Thursday, March 3, 2011

Three Farmers Camelina Oil

Bringing a little bit of Saskatchewan to the rest of the country

Three farmers and a scientist
Colin, Dan and Ron are second and third-generation farmers near Midale in southeast Saskatchewan. They are innovative, entrepreneurial farmers who view farming as a way of life, not simply a job, so they are always looking for new approaches.

They heard mention of camelina seed, an ancient oil seed that used to be grown extensively in Europe. Camelina oil faded from view as it was replaced by other culinary oils, and its high levels of unsaturated fat worked against it as it could not be made into margarine.

In recent years, camelina sativa has been reintroduced as a biofuel because it is cheap and easy to grow. It’s drought resistant and cold tolerant. It can be planted in the spring or in the fall, and it has a short growing season so it will be ready to harvest in September even if we have a late spring. It doesn’t require pesticides or herbicides.

Culinary oil
Colin approached Ken Greer, a friend of his who is also a crop scientist, and asked him to take a closer look at camelina as a culinary oil rather than simply a biofuel. Ken and Colin analyzed the oil and discovered that it was rich in omega-3 and omega-6 fatty acids and vitamin E. In addition, it was very stable and had a much longer shelf life than other cold-pressed, high omega-3 oils.

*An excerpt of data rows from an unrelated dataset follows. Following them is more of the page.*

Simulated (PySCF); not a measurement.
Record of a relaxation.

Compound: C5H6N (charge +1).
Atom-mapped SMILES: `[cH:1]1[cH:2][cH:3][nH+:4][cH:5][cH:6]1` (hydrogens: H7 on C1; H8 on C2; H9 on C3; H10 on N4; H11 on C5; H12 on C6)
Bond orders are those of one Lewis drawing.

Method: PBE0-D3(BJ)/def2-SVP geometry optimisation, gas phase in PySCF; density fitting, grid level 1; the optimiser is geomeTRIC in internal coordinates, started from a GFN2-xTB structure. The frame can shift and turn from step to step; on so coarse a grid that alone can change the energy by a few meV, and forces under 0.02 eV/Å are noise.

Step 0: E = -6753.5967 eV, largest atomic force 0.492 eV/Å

Camelina didn’t congeal when it was cold so it was perfect for marinades, but it could also be heated to high temperatures so it was useful for frying and baking.

Unfortunately, camelina had never been consumed as a food in Canada, so Three Farmers had to put together a novel foods application for Health Canada. Despite what people had said, the application process was time consuming but not all that difficult. Colin’s wife, who is also a scientist, compiled the research and the historical information, and the oil received food status in January 2010.

Enriching the Saskatchewan economy
All too frequently, Saskatchewan farmers export their harvests to another jurisdiction to be processed. Three Farmers wanted to add value to the provincial economy by processing the seed and exporting it as a finished product.

They looked at various uses that would highlight the oil’s characteristics – nutraceuticals, skin care, food – and decided to export it as a culinary oil.

The next step was to identify their target audience. They decided to sell their product through farmers’ markets and independent specialty stores because this would be the best way to reach people who enjoy good food, who care about where their food comes from, and who are trying to reduce their environmental footprint.

Where does this oil come from?
More and more consumers want to know where their food came from and who produced it. Three Farmers is trying to strengthen the link between farmers and consumers by making it easy for us to find out where our oil comes from. Each bottle of oil has a product code. Enter that code on the company’s website, and you’ll learn the name of the farmer who grew the camelina, their GPS location and the growing conditions when that batch of seed was grown.

The company is adding a QR barcode to the bottles which consumers can scan with their smart phones to immediately obtain the background information on their purchase.

This is new technology, and the company is proceeding by trial and error as they work out how to apply the QR code on a curved surface and how to ensure that the image is large enough to be easily read by BlackBerrys as well as iPhones.

Marketing a brand-new product
Natasha is a farmer’s daughter. She started working for Three Farmers in June 2009, and her degree in Economics has been extremely useful as she identified ways to profitably market the oil.

The company decided to market the oil themselves via trade shows and individual sales rather than relying on a distributor.

Three Farmers has a limited budget, so they are starting in Ontario as they attended a trade show there last December and have already had some favourable press coverage. Plus, Natasha has family in Ontario so she can reduce her expenses by staying with them.

And then Natasha will start going from door to door. “The great thing about specialty stores is that you can walk in and actually talk to someone. You couldn’t do that with the big supermarket chains,” she says.

Three Farmers has also identified a courier company that can be relied on to make small deliveries to a number of different stores. Another company will organize tastings, just like the ones in liquor stores.

Future plans
Three Farmers is looking forward to strengthening their company. They have obtained their own oil press, so they’ll be pressing their own oil in the future. They are also working with the Food Centre on campus to extend their line. By late spring 2011, we should be able to enjoy Three Farmers basil pesto and roasted red pepper lentil dip, and they’re also working on a camelina hummus.

I asked Natasha if they were able to find a use for the meal which is left over after they have extracted the oil. She said that they would have liked to be able to sell it as animal food, but the approval process was far too expensive and complicated as it would involve testing and feeding trials. They are currently donating the meal to universities for research studies.

Purchase Three Farmers oil:
     Saskatoon – Bulk Cheese Foods, Souleio, Saskatoon Farmers’ Market, Cava   Cuisine
     Regina – Italian Star Deli
     Estevan – Nutter’s Bulk and Natural Foods

1 comment:

Anonymous said...

I wonder why three farmers isnt selling to grocery stores. Here in the U.S i've bought some camelina oil at Whole Foods from a company named Camelina Gold. I love the oil..makes a great substitute for olive or canola oil.